Recently, I had a few friends over. They’re immigrants from various countries in Latin America and we were discussing the political rise of Donald Trump in the U.S., and the complicated challenges the country faces with racial profiling and diversity. We had a deep talk about immigrant engagement in our community that made me reflect on this column.
Canada is a nation of immigrants. One thing I liked the most about Canada is that Canada is a mosaic of cultures, rather than an American-style melting pot.
Immigration adds to the diversity of cultures, languages, and the social fabric of our community. Immigrants’ engagement level relies sometimes on how active and engaged their expat communities are in supporting, protecting, and promoting newcomers.

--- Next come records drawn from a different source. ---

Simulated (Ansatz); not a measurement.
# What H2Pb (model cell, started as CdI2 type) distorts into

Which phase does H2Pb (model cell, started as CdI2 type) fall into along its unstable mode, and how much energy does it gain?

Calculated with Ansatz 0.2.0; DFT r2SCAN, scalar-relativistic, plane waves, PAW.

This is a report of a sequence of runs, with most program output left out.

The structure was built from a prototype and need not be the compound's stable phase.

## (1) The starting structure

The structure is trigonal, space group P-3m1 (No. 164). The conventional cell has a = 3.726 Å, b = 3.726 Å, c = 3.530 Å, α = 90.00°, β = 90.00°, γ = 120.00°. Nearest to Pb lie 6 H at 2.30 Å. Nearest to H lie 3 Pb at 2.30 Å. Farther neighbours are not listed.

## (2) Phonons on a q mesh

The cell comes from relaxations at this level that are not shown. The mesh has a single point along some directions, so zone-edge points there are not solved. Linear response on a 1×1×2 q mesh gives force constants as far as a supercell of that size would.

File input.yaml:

Sometimes it’s how many years in the community or how many active members of a certain group. Halifax’s Lebanese and Greek communities are examples of vibrant and engaged expatriates. They are very integrated, with many successful businesses, and engage the broader community in their rich cultures with popular annual festivals.
The challenge is that not all expat communities are as organized or as engaged, which creates more needs for coordinated efforts to support smaller fragmented immigrant communities.
Immigrants are a force for growth in the Canadian economy: job creation, improved skills, and economic activity. One of the main challenges for newcomers is to survive in the new environment. New first-generation immigrants dedicate most, if not all the time and resources to secure the basic needs to survive in a new country: a job, a home, and living essentials. This is the period of time when newcomers are most vulnerable and need community support the most.
Finding the first job is a big challenge. Many newcomers take a step down in their career when moving to a new country, accepting entry-level work just to get a foot in the door.
The challenges don’t end there. Moving up also can be challenging depends on where you work, and what kind of workplace culture you are in, as you may just hit the glass ceiling. It is hidden barrier not communicated to you or anyone, non-written or transcribed anywhere within the organization, but it limits your growth. The only way to fight it is to do your best, keep pushing for change, and never accept this as the default.
When I couldn’t find a job, I created my own. It’s no surprise that many immigrants are successful entrepreneurs as they tend to have higher risk tolerance by default, given they already took a big risk of moving to a new country. They approach every day with a failure-is-not-an-option attitude.
Once an expatriate community has the essentials covered, it can take community engagement beyond the basics: volunteerism, politics, sports, and the list goes on. New Canadians are smart to pay close attention to politics. Political parties are actively courting newcomers after the jump in new Canadians voting in the last election (a new-Canadian voter turnout rate of 70 per cent in 2015 up from 56 per cent in 2011).
Education on civic engagement of newcomers is essential. Some come from countries where they never experienced democracy growing up before coming to Canada. That was my experience: for the first time I was able to voice an opinion publicly without fear of persecution. Casting my ballot in Canada was a milestone in my immigration journey, another way to feel “I belong.”
Try to find out which politicians are more inclusive and will craft policies that will affect you and your family. Economy, health care, education—what are most important to you? You can vote for a local candidate or for a political ideology. Voting is an opportunity to express your opinions and steer the political direction of the country. Your civic engagement should go beyond the ballot box, to touch organizations and groups that surround you in the community. Why stop there? Run for office. Don’t just follow, try to lead.